Friday 17 June 2011

Adults with Attitude



Ive just finished watching a documentary on channel 4od about teenagers;

http://www.channel4.com/programmes/teen-trouble/4od

I fully agreed with the presenter, who looked like a younger, balding (?!) Danny Dyer, when it came to highlighting the fear that the media have instilled about teenagers, through articles like ASBO teens, teen riots, teens out of control and knife crime in school. While he was not denying that there were teenagers who were involved in serious misconduct, it was disproportionate to what was being represented in the media. It sold newspapers (the News of the World and The Sun yet again being the main culprits) while hoodies and the 'Vicky pollards' of the generation were shunned and feared as a result.

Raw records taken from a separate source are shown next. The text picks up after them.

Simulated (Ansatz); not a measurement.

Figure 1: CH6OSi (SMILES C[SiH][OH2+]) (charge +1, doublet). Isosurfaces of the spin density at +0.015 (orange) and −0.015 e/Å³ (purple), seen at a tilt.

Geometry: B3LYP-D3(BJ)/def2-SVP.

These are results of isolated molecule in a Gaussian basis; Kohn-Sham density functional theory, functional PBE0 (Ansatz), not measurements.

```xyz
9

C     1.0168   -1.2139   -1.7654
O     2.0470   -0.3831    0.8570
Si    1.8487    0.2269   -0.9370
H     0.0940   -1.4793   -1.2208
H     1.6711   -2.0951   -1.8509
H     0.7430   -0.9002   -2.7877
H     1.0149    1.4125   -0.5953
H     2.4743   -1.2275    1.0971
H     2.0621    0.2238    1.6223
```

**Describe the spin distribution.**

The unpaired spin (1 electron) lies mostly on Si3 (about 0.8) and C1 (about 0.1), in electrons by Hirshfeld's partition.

In a badly conducted convention during the documentary, some of the teenagers and the adults of one community were asked to 'discuss' some of the issues. One woman, who was bitter and obviously distressed, mainly due to the fact that her chrysanthemums were routinely dug up and tipex had been graffittied on her pristine front door, shouted "why cant you all just go somewhere where you are not in the way of houses, shops or playgrounds?!" after looks of confusion from the teens, one of them retorted (very politely I thought) that why should they be moved when all they were doing was standing around with their mates and chatting. Which is what the majority of teens want, and do. Just because it is intimidating for single adults to walk by a group of young, boisterous teens, they want them off the streets.

I found this interesting mainly because it stuck a cord with my street. I am definitely far from being a delinquent teen, but I am still a young adult, living what may be seem as an unconventional life in a small bedsit with my boyfriend and dog, and yes - we do have parties every now and then, we do play music and I do walk my dog down the road (with doggie bags of course, I'm not that much of a rebel) but I feel ostracised by the other families, especially the female women of the street. I feel looked down on, get dirty looks from the lady next door if my music is playing, and I get shouted at by the fat woman down the road for walking my dog. It has got to the point where I am nervous about walking Jack in case I get verbal abuse, and I turn the bass down so low on the speakers that barely a dribble of sound comes out. It's not me who has the attitude, its the people who don't like to see anyone under the age of 40 on the street, or living next door.

It was interesting when the presenter went to Brighton to interview an aged Mod, who had been involved in the Mods and Rockers Riots in the 60's. The term moral panic, was coined by the sociologist Stanley Cohaninwhich who examined media coverage of the mod and rocker riots. "Although Cohen admits that mods and rockers had some fights in the mid-1960s, he argues that they were no different to the evening brawls that occurred between youths throughout the 1950s and early 1960s, both at seaside resorts and after football games. He claims that the UK media turned the mod subculture into a negative symbol of delinquent and deviant status." (Wikipedia)

If its not the mods and the rockers, its hippies or skinheads. Or hoodies.

The conclusion to the documentary was a complete letdown however. The documentary wrapped up with the enlightening idea that the generation gap could be narrowed by the adults and the teens 'talking' more.....Trying to make a teenager talk about anything is like getting a blood out of a stone! Always has been, always will be - and that basically concludes my point, if there was one in the first place, that there will always be mistrust and friction between the generations. This is because we are constantly evolving to the point that every generation is different, and as we are also suspicious beings, we hate anything different and new. I can't understand the younger generation, and their new fads, and I don't relate to the older generation with their snide looks and their constant mutterings about loud music, hairstyles and flip flops.

We just have to take it as it comes and embrace the differences. I look forward to muttering about how loud the music is through my walls when I'm a 60 year old woman, while I try and listen to my tunes on the ancient ipod.